Physical Integration
To begin with, Quad SLI means a new board SKU in order to get four NVIDIA GPUs working in your system. Called the GeForce 7900 GX2, the new board occupies just one PEG16X slot, but marries two PCBs - each with a G71 GPU and 512MiB of memory - in dual-slot configuration to do 2-GPU SLI on a single board product. Here's a Quad-SLI system in the flesh.Click the image to see the enlarged version. You can clearly see the two seperate GX2 boards, each with a pair of PCBs. Each PCB has its own power connector, heatsink cooling an NVIDIA G71 GPU and 512MiB of memory. Therefore a Quad SLI system using 7900 GX2s has four G71s and 2GiB total framebuffer space.
Each board needs two power connections, in addition to the power that can be supplied via the single bus slot. You also need to connect the GX2 boards together with inter-card connectors, two per board. I'll explain the reason why in a coming page, suffice to say it's related to the new rendering modes available when four GPUs take part in accelerated 3D rendering.
The boards are big, measuring the width of a full ATX mainboard, so a suitable chassis will be needed to house the pair. Each sub-board is going to ask for about 8.5A at peak load. So you want over 600W on the PSU to be completely comfortable (around 100W per sub-board and around 150W for the rest of the system).

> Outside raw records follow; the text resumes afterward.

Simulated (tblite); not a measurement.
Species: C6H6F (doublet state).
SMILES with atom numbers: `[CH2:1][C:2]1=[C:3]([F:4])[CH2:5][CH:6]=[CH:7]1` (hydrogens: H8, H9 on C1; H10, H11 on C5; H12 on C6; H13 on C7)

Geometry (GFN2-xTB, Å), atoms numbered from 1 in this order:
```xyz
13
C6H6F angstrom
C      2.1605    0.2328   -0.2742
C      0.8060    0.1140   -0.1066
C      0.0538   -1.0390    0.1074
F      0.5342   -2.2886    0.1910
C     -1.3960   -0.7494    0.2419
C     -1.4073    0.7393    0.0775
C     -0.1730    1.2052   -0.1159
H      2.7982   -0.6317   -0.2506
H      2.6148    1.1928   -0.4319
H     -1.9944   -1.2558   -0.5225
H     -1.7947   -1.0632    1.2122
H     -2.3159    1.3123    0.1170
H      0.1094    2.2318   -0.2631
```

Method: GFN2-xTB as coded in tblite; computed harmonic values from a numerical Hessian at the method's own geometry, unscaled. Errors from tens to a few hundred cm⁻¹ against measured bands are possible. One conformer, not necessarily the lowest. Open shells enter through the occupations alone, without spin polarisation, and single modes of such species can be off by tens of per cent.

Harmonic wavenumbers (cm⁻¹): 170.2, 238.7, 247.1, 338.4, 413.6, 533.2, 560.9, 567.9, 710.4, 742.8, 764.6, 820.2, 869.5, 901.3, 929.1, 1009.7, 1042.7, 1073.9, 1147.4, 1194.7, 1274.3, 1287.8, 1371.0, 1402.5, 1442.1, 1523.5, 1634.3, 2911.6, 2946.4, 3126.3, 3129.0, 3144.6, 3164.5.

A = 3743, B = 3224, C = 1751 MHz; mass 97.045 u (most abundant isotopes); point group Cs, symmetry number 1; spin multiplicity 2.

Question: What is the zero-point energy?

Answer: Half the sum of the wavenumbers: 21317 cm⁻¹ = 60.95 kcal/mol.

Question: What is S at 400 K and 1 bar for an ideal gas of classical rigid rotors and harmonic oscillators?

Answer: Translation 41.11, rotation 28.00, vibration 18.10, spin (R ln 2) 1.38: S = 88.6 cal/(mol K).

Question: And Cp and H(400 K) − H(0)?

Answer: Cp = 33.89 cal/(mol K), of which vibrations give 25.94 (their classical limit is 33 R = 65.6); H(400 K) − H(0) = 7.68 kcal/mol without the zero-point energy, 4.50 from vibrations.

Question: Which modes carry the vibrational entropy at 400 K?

Realistically, with the way power outputs are calculated and supplied on a modern ATX2.0 power supply, that's going to translate into NVIDIA and system integrators advertising ~800W as the minimum needed for Quad SLI, regardless of the actual reality.
You don't need a true x16 SLI system to run Quad SLI, with 'basic' SLI core logic up to the task, but the reality is that system integrators will all integrate the first Quad SLI systems using x16 versions of nForce4 or 5, and that buyers of the boards at retail will likely own proper x16 systems already, or will buy a proper x16 board to go with the cards.